Catherine Shoard 

Coming soon: Fifty Shades of Ironing

Catherine Shoard: I am a prude, it’s official – and it’s high time I jumped on board with this general shedding of inhibitions
  
  

An iron and ironing board
Phwoar … Ironing. Photograph: D Hurst/Alamy Photograph: D Hurst/Alamy

As anyone who has been in a card shop lately will know, Valentine’s Day is almost upon us. Like the petals of the mutabilis rose, still blooming in this global warming winter, the envelopes have turned from Christmas crimson to infatuated fuchsia. The plush reindeer have been stabled in the stock room, replaced by shelves of bears, declarations of love stitched to their torsos in the colour of blood. An Italian importer has started supplying to UK pubs a range of heart-shaped ravioli stuffed with cheese, tomato and basil, which can be reheated from frozen and cost £30 per 3kg pack.

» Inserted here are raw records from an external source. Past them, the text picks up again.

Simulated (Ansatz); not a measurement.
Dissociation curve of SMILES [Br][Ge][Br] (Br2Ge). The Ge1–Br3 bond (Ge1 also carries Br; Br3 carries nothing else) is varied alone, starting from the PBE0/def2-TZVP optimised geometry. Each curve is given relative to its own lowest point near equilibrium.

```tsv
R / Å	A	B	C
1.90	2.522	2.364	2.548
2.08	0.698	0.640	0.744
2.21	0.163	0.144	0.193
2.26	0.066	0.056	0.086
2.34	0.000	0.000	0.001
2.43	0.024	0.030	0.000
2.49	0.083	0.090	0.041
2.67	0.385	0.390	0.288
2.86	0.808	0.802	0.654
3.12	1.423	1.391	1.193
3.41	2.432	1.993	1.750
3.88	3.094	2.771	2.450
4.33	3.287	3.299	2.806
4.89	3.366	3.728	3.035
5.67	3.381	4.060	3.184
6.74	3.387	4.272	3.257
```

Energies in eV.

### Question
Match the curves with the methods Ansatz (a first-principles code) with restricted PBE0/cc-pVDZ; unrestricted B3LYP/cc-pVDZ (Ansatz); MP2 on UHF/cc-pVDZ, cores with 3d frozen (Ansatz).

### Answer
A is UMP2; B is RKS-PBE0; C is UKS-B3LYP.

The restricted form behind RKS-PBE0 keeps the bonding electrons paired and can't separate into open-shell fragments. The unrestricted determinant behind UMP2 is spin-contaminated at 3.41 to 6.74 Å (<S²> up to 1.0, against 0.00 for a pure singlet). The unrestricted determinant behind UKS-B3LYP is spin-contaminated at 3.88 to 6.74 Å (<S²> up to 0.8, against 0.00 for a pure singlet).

And if you thought Valentine’s Day couldn’t get more romantic, here comes Fifty Shades of Grey, the movie version of EL James’s sex slave saga, released just in time on Friday the 13th. Will it score or will it flop? The auguries are good: Fifty Shades is the bestselling book in Britain since records began; and more than 100m copies have been flogged worldwide. The trailer for the film was the most-watched on YouTube last year, beating even Star Wars.

Yet until recently I was sceptical. After all, books and trailers can be consumed with relative privacy. To see a movie legally you must leave your house, queue up, ask someone for a ticket and then sit down in the company of others. And unlike, say, Basic Instinct and 9 1/2 weeks, Fifty Shades is not couples-friendly softcore, but specifically aimed at one gender. Even the most tolerant boyfriend would balk. Will women go solo? With girlfriends? Might it be another Mamma Mia! – still the highest grossing musical movie ever – with vast parties of galpals going again and again? Surely not.

But the journey to work over the past few days has made me realise what an outmoded prude I am. It is no longer considered inappropriate for people – women, anyway – to openly consume porn in public. I had ascribed Fifty Shades’s popularity to the rise of the e-reader, with its brown paper wrapping of propriety. But many commuters have their nose in the book itself, bondage cover on proud display, enjoying erotica in what might seem to be strikingly unsexy surroundings.

Perhaps this isn’t about porn. Maybe it’s just a general slippage in inhibition. People seem happy enough to eat their breakfast and apply mascara with a stranger’s thighs a couple of inches from their face; to treat the whole bus to their intimate phone calls. Perhaps it’s not arrogance, but practicality: no one has enough time or space anymore. What you used to do in the bathroom or bedroom you now do on the commute.

I need to make it work for me. Porn and sandwiches will take some getting used to, but I often struggle to get all my ironing done at home – and frequently travel on trains equipped with plugs and what I suspect are heat-resistant tables … though in its way that could be a world of pain too.

Full of beans

Last week my backlog of creased clothes was so enormous I went to the sales to buy new ones. The crowds were a doddle compared with the bleak epiphany of the changing room mirror. A diet is clearly essential. Likewise a wholescale rethink of hair and even face, plus radical fitness regime, implemented ASAP. At the moment I favour the Serena Williams method: with defeat looming in a match on Tuesday, she ordered a coffee mid-game and went on to thrash her opponent. No vitamin bars. No isotonic drinks. No complex stretches. Just coffee. I can do that.

Cycles of life

Perhaps it’s just the clothes that got small – endless frocks ruined by the wrong wash option. Lucky, then, that this week electronics giant LG unveiled a swanky machine which runs two cycles simultaneously: hot cottons up top, cooler smalls below. “Today’s busy families consider laundry to be less like a chore and more like a chess match,” explained LG’s David VanderWaal. The statement is at once baffling and patronising; exactly what you’d expect from a firm that programmes its TVs to tell their owners “Life’s Good” each time they turn them on. I still can’t get used to this – it always provokes a little stab of despair, as if you’re trapped in a future so terrible that even household gadgets have been deputed to encourage you not to top yourself.